EDW maintains a table of segment names and locations as part of the
header of every waveform file. A means is provided to define segments
(MARK), rename them, delete the segment definition (DEL), remove the
segment from the waveform (CUT), combine segments to form new ones
(SEG), write them to separate files (WRI), and copy them to other
parts of the waveform file (CUT/COPY with PASTE).
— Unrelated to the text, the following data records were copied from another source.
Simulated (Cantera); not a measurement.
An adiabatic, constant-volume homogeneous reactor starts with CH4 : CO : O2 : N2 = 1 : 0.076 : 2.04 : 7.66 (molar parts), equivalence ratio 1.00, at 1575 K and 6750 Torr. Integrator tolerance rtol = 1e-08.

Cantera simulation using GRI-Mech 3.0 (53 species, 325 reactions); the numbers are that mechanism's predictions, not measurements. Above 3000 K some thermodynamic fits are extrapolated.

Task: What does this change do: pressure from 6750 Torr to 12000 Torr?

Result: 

There is one intentional feature (not quite a bug) in several of the
commands that remove, or rename segment labels: the label information
in the display is not necessarily updated, or updated correctly when a
segment label changes. This was introduced to reduce the frequency of
screen updates when marking segments. If a spectrogram display is
enabled when marking segments, each screen update can take from 8
seconds to a minute depending on the computer and hardware
available. This delay time was more disruptive than having to wait to
see the correct effect of segment deletion or renaming.
Deletes the segment definition from the segment name table. This has
no effect on the waveform: it simply removes the segment marks. The
special name '*' means all segments defined in the current file.
Changes the name of a segment from oldname to newname.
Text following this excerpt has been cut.